By law, an author or owner of an original creative work, whether literary, dramatic, musical, artistic or photographic has certain rights to their work. Among those are the rights to perform the work, to reproduce and modify the work, to market and sell the work, and to display it publicly. Copyrighted work includes, but is not necessarily limited to, books, articles, musical pieces, photographic images, internet web content, television shows and motion pictures. When someone engages in any of these actions without permission from the copyright owner or otherwise failing to pay a royalty, they are in violation of the federal law protecting the copyright owner's rights. But the law is not absolute.

        Copyright law does recognize some limits to the copyright owner's rights. One such exception is called the doctrine of "fair use." Generally, under this doctrine, using small portions of a copyrighted work is permitted for qualified purposes, particularly for commentary and criticism, to encourage the enrichment of society. Thus, academic institutions, schools, newspapers, the media and nonprofits involved in educational services for the public can use portions of copyrighted works for those specific educational or informational purposes without being liable for copyright infringement.

       The law provides some guidelines on what kinds of uses may fall under "fair use." These are 1) purpose and character of use; 2) nature of the copyrighted work; 3) amount and substantiality; and 4) impact of the copyright owner's potential market. Despite these guidelines, there is no bright line rule that determines when a use is fair. Each use is determined on a case-by-case basis. Even if someone conscientiously follows these guidelines substantially, only a court can decide whether the use is ultimately protected by the doctrine of "fair use", or not. So risk always exists when using copyright material when you do not have the permission of the owner or have purchased a license.

       Let's look at some general guidelines that should always be considered before using material created by others.

1. Productive Use. If you use an original work, such as a clip from a motion picture, the original work should be used as "raw material" for creation of a new work, preferably for a different purpose like social commentary or education. Your new work should transform the "raw material" to add something new, with a further purpose, different character, or new insights and understandings. Essentially, this alters the original work and renders your use "transformative." The more transformative the use is, the more favorable this weighs towards a finding of "fair use." For example, clips from a motion picture may be fair use, but they should not be the primary focus nor should it be shown in its entirety with no other content added.

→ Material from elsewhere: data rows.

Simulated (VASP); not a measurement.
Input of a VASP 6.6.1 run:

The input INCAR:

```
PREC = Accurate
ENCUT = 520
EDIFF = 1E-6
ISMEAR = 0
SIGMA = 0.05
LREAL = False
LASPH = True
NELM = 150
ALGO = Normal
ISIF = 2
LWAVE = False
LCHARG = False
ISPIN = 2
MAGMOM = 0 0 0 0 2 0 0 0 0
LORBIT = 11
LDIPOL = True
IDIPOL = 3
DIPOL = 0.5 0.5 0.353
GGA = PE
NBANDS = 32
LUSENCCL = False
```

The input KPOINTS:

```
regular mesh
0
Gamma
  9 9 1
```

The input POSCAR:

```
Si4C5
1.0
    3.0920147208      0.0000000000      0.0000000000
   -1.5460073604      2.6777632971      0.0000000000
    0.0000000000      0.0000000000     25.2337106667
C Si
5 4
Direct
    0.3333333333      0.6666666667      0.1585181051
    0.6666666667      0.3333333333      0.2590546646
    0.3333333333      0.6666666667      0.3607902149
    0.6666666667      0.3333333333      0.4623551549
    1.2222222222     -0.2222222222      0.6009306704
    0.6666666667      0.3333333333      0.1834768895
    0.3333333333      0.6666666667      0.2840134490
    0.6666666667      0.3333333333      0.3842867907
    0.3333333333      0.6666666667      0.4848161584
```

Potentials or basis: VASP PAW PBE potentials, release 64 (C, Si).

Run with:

2. Commercial Use. The use of an original work for profit weighs against protection under "fair use." Further, it is important to note that uses by a non-profit organization are not considered automatically non-commercial. Educational use or use by a charity has been found commercial where it has been for monetary gain. The focus is whether the user has profited or benefitted monetarily from exploiting the original work. Another way to look at the commercial aspect is from the point of view of the copyright owner. Will your type of use deprive the owner from receiving significant royalties? And what if other ministries followed your lead? Would that have a negative economic effect on copyright royalties? If so, get permission or a license.

3. Highly Creative Works More Difficult to Use. Generally, the more creative the work, the more protection from others' use it is given. The U.S. Supreme Court has found that some works are essentially so creative that they deserve greater protection under U.S. copyright laws. Entertainment works such as motion pictures, music, and some fictional books fall under this highly creative work category. While this does not preclude others from using small portions under the doctrine of "fair use," keep in mind that the use will be more scrutinized. The best approach in the common area of music is to consider purchasing a spot license for a one-time event, or an annual license to use various works through a national licensing agency like ASCAP or CCLI. Their royalty licensing fees are often priced quite reasonably for small group settings.

4. Quantity and Quality Considerations. Both the quantity and qualitative nature of the material amount used should be carefully considered. Only use what is needed to make your educational point. Courts will consider the amount taken in proportion to the original work as a whole. Substantial portions of an original work should not be used. Obviously, copying an entire work generally prevents a finding of "fair use." More important, however, is the copying of a key portion, famous portion, or "heart" of a work. Such use can weigh against a finding of "fair use," even if the portion used is small in relation to the whole work. When in doubt, get permission or a license.

This information is not considered to be legal or tax advice or services. Professional advice on specific issues should be obtained from an attorney licensed in your particular state.

© Carl F. Lansing, Lansing Legal, Denver, Colorado, June 2011 - [email protected]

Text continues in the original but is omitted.